Scuzz
1961
That is probably a normal day in LA.
Was 60 degrees yesterday, sub 30 today and was 70 on Christmas Day, in Maryland. WTF weather.
I had to put on a jacket today! What the hell!?
Edit: OK, I guess I didn’t have to.
RichVR
1964
High of 60 today. Down to 41 tonight. It’s madness, I tell you, madness!
All right East Coasties. You ready for this? We may have a snowy weekend on the horizon.
It’s still too early to tell exactly how heavy this will be, but right now it looks like the corridor from NoVA through Philly and south Jersey have the potential to get smacked in a way they haven’t been since the Snowmageddon storm of 2010.
The big variable is mostly that the system pushing this weather eastward is actually still over the Pacific as I type this on Tuesday afternoon. Once it makes landfall in the Pacific NW and meteorologists see how it reacts over ground, it’ll firm up the forecasts.
Right now though? The models show a weather geek’s wet dream. All forecasts converging on a model that shows an almost perfect buildup to a wallop on the Mid Atlantic Friday/Saturday.
And completely miss the Upper Midwest /ha ha
Here’s why weather geeks (guilty) are kind of freaking out over the potential of this east coast storm.
If everything fits together in just the most disastrous pattern possible, this basically has the hallmarks of a snow hurricane. Hurricane strength winds, tons of snowmaking moisture, and wet, heavy snow falling.
Not gonna lie, right now I’m fascinated to see if it happens.
Fascination could rapidly turn to “Oh shit,” in these quarters by Saturday.
As someone who survived last year’s Boston Snowpocalypse, no thank you?
Yeah, here in northern Vermont, we’re getting some serious winds and modest (if still significant) snow where I live at least, and my drive home today was not fun. I would just as soon pass on anything worse, especially as 1) the power often goes out with heavy snow/winds, and 2) our water is from a well with an electric pump, and no power means no water which means no frickin’ toilets. Heat, well, the dogs pile on the bed and we all hunker in.
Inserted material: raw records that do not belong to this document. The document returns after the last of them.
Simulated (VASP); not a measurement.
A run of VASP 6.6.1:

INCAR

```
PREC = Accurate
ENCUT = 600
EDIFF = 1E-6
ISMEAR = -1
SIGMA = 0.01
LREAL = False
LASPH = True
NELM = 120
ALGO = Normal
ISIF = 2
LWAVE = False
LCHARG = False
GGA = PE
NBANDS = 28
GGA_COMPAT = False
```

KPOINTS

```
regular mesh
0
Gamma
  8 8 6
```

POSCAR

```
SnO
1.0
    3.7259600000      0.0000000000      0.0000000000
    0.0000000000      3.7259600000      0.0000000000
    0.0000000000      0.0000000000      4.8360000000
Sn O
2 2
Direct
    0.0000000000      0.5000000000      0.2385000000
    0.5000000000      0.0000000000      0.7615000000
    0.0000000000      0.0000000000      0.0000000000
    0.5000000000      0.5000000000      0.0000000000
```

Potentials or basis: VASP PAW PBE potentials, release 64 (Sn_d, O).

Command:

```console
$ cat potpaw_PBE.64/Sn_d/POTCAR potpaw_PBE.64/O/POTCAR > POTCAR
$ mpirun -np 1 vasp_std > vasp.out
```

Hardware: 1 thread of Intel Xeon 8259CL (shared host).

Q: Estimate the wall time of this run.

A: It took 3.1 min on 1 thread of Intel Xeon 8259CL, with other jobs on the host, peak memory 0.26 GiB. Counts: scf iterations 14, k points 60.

Right now* it looks like the storm will pound the Mid Atlantic the hardest…but who knows? It looks like a big, crawly snowmaker, though, so the entire eastern seaboard north of Charlottesville is going to get hit under the current models.
Time to roll the weather dice!!
RichVR
1972
It’s strange. Since I moved to Florida there hasn’t been a hurricane. Now NY is getting a snow hurricane. Uh… sorry?
Not NY. I-95 corridor, especially DC/Balmer/Philly. Maybe some NYC/Boston.
Anyway, current Para/GFS model:

That’s 2.5-3.0" of liquid over DC. 1" of liquid moisture = 10" of snow, approx.
Alstein
1974
This one is serious. I’ll be working the first part of it overnight into Friday morning here. Ice storms are always stressful, but that’s what they pay us for (even if the crooks at the FAA are desperately trying to cook up a sham not to!)
I was planning on hiking this Saturday. This will certainly make it more interesting.
New Euro model (which is the one everyone pays attention to, like EF Hutton) shows this sliding significantly south. That spares NYC/Boston and even Philly.
Right now DC in the crosshairs. 3 feet. That can obviously change a ton.
RichVR
1978
Thanks Trig, I feel much better. ;)
It’s a little silly to be predicting snow totals this early, because the models are all actually diverging a bit more now that the storm header is making landfall, but hey…it’s fun if they’re totally wrong and this is nothing to look at what we missed out on, right?